2nd Sunday of Lent C

Jesus, Moses and Elijah go up a mountain sounds like the beginning of a great joke but indeed is the story of the Transfiguration.  It is a moment of stunning glory, an affirmation of the highest order of Jesus’ mission.  It is meant to sustain the apostles in hope as they are about to make that fateful and dangerous journey to Jerusalem.  For us, it is a flash of Easter glory in the midst of our Lenten sojourn.  Heaven invaded earth on top of the mountain.

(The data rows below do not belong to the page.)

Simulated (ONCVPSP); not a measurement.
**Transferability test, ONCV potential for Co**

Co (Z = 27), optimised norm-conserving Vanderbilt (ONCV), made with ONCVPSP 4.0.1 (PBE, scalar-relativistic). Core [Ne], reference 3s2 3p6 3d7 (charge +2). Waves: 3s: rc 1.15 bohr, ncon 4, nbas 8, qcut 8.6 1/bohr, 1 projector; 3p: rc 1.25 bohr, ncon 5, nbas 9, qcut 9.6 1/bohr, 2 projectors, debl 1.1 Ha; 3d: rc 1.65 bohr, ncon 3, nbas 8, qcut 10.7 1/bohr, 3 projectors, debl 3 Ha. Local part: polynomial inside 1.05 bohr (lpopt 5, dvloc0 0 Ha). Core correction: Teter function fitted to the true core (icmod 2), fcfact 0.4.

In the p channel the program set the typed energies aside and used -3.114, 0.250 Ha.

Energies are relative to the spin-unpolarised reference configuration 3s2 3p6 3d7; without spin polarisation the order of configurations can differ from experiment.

Imagine the shock it must have been for Peter, James and John when they finally woke up.  (They do seem to be a sleepy bunch throughout the Gospels.)  They see Jesus their friend with the two great leaders of their faith.  They crane their necks to hear what they are talking about. It is one topic summarized in one untranslated word.  As Luke relates, they “spoke of his exodus that he was going to accomplish in Jerusalem.”

Now exodus can be translated as leaving or departure and sometimes is.  But you don’t translate it when you are talking to Moses.  Of course, Exodus is the title of the second book of the Bible.  It tells the story of Israel’s dramatic escape from slavery in Egypt and its forty year trek in the desert to the land God had promised to Abraham.   In that journey, there would be heroes (Moses foremost among them) and villains, stories of triumph and failures of obedience to God.  It is ultimately a story of liberation, a journey to freedom.  Jesus too would have his own Exodus experience as he led us to a promised land of eternal life that would include the desert moments of rejection, betrayal and death on a cross before the full glory of his mission was revealed.  You don’t get to where you intend without some time desert in your life.

We too know the desert reality on our way to the promised land.  We know of times of wanderings, loss and testing.  In the middle of the desert, far from your destination, you may forget where and why you are headed there.  You may know that you are no longer slaves, but you do not quite feel free.  You may buy into what feels like freedom for a while – money, power and possessions.  But you soon realize they may possess you as much as you possess them and you are merely slaves of another master.  And we wonder, “How can I accomplish my exodus? How will I make it to the promised land?”

I am just finishing a brilliant one volume history of the United States by Jill Lepore, a history more of ideas than politics.  Among those ideas are freedom.  What is it?  Who is entitled to it?  A question we have always struggled with and still do.  How do we finally reach our goals as a nation?  Our Church both possesses the promised land for we have the truth of the Gospel and we are about to receive Christ, yet still we are clearly wandering in the desert. And each of us is in the midst of our exodus for we are baptized into the life of Christ and are destined to share the path he walked.

Back to the mountain.  Suddenly, this brilliant scene is literally overshadowed by a foreboding cloud.  The blissful joy of the apostles turns to fear and trembling.  We too live in the midst of shadows.  This week, we live in the midst of shadows of the tragedy in New Zealand where in the city of Christ Church, a name that slices me like a hot knife, people were killed for simply coming to worship God as we chose to do this morning.  We live in a time where we seem to be much better at counting our enemies than loving them.  And we are familiar with the shadows of our own life – despair and depression, addiction and loss and violence.  But there is a way.  For from that cloud came a voice.  “This is my chosen Son; listen to him.”

We have to listen to him.  We have to believe that we must welcome the stranger, feed the hungry and give drink to the thirsty.  We must love and accept everyone as he did.  We must act with compassion and mercy and deny the forces of violence and hate.  We must be aware of our own redemption and the beauty of our brothers and sisters. We must choose forgiveness over vengeance and peace over division.  “Listen to him.”  It is the way to true freedom.  It is the path of liberation.  Can you think of another way to make things better?…neither can I.  Nothing else will change our situation.  Not one of the 128 people running for President will make that kind of difference.  Listen to him.  It is the way to the Promised Land.